STAFF PICS: IMAGINED FORMS, features the work of Christina Martinelli, Cory Siegler, Leslie Lasiter and Laura Byrne. These four artists all represent unique approaches to contemporary image making techniques, incorporating abstraction, mixed media and the iconography of language. The exhibition includes works that appear to be systematically produced. As if in reference to a key, guide or a specific methodology, the underlying structural elements of these artworks are ultimately decipherable through intuition and their relationships to visual culture. This exhibition includes works on paper, painting, fiber arts, as well as independently published art books and prints plus new Riso prints made in collaboration with Endless Editions.

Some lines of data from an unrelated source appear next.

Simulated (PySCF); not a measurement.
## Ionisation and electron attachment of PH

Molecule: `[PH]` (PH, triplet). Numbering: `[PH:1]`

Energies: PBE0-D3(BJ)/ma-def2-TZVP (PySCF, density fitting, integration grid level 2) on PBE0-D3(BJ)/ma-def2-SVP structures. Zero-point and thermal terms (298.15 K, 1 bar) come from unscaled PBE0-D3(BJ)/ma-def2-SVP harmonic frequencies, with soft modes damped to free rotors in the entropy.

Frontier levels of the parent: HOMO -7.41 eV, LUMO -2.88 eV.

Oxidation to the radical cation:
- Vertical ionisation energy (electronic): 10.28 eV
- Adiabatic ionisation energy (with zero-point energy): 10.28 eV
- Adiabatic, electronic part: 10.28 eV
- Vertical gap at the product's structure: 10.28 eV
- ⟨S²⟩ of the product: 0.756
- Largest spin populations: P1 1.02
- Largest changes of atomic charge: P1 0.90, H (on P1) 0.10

CHRISTINA MARTINELLI creates fictional sculptures out of a love and appreciation for sculpture, using color and repetition to form an image in space. Like most fantasies there is no realistic three-dimensional direct export into the physical world. Instead they follow the rules which are written in their own making, warbling in their lines, edges, and refusing exactitude in rebellion from the exactitude which is required of us daily.
CORY SIEGLER’s work centers on the need for the tangible, the skill of human hands, and the subtle nuances and imperfections that they create. The compositions are built out of simple shapes that become more complex through the use of repetition and color. Patterns oscillate and change, and new shapes and relationships can be seen through spending time with the artworks.
LESLIE LASITER’s series of invented symbols (“glyphs”) appropriates characteristics of digital iconography for the page, exploring the relationship between computer-generated and hand-drawn visual communication. The work incorporates pre-internet modes of correspondence: ephemeral elements of mail art such as rubber stamping and perforated lines.
LAURA BYRNE's work trestles a line between nostalgia and autobiography. Found photography and personal images inform her most recent work. Experimental printing techniques and ideas of identity are at the centre of her practice, tangents arrive in the drawing process, and are ventured at length. The results are a pattern of identity, a labyrinth of inner workings, autobiographical in their nature, curious in their application and understanding.